Monday, August 24, 2009

New Pencils and a Pink Pearl Eraser



My girls ran for the bus on their first day of school this week, hardly even looking back to see their mom bravely trying to hold it together. I'm doing really well, if I do say so myself (after a few days' perspective).


I have grand plans of accomplishing much and doing much good while I have a few relatively quiet hours with just me and The Guy. I'll let you know how I do. I'm trying to think of some activities we can do together to keep both of us engaged and entertained during our quiet day and take advantage of this precious time I have left with him. We've done the park, the library . . . and way too much screentime! I've only got two years until he starts kindergarten, too!


Monday, August 17, 2009

Deep Thoughts . . . While Weeding


We had the amazing opportunity yesterday to sit here yesterday and listen to a Prophet of God. It was, well, amazing. (OK, so I'm not one of the professional writers in our family, I'll admit.)

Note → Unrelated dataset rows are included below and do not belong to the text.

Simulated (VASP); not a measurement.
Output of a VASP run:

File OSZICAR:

As I stood on the front steps of this temple, I saw this (which is also where I had just been to drop off #2 and #3 Messmakers, a short ten-minute drive away):
From that same spot, I saw this:


On a clearer day, I most likely could have seen this:

And about a 25 minute drive away, just around the bend in the mountains, I knew this temple stood:

When I walked out of my garage this morning, I looked across the valley and saw this:

Within an hours drive from my home, I can attend one of eight temples. In my state there are 13 operating temples (well, come Monday).

At the temple dedication, BJ's dad spoke about families in Mongolia, who in order to receive the blessings of the temple, sell literally every one of their earthly possessions, and travel by train for three days (and this is no Amtrax, people) to receive their endowments and be sealed as a family for time and all eternity in the Hong Kong temple. Add the three-day train trip home, this family has traveled by train for one full week and sacrificed everything they own to attend the temple. It takes me 10 minutes to drive to the closest temple. And talk about a temple district: the Hong Kong temple serves half the population of the world. Our temple district serves the population of one small county in one small state in the U.S.

As I took a painfully honest look back at my temple attendance over the last 11 years of my life, I was not exactly thrilled. We have not been horrible in our attendance, but it sure wasn't a track record I'd be comfortable presenting to my Heavenly Father and Jesus Christ, given my amazing access to temples here.

How many people do we know who, while living in the shadow of the temple, have chosen to walk away from those covenants? And do you think that family who sacrificed everything they had and spent an entire week just to go to the temple once would ever dream of betraying those covenants after those sacrifices had been made?

IT OCCURS TO ME THAT (wow, this had better be good, I'm using all caps here) the things that matter the most to us in life are the things that we have sacrificed the most for. Maybe when things are just a bit too easy, we end of taking them for granted. Perhaps if we really had to sacrifice for what we believed, it would mean that much more to us. Perhaps.

Maybe if I had to run away from a mob with my three children, leaving my house and everything in it behind, just because I believed in a book; or maybe if my entire family treated me as if I were dead, or even tried to have me killed, because I listened to two white, Christian missionaries from some strange church; or maybe if I poured my own actual blood, sweat and tears into building a temple so that one day my great-great-great grandchildren could pass by six temples in the course of a day . . . maybe I'd make that temple an absolute center point in my life. Maybe.

So, next time you're weeding or scrubbing your house or exercising or any one of those tasks where you distract yourself by letting your mind wander, think about what really means the most to you in your life, and the sacrifices you make every day that make those things so important to you.

Saturday, August 8, 2009

11 Years Down, Eternity to Go!

It truly does seem like yesterday, even though this picture screams otherwise.

Happy Anniversary, Honey. I love you!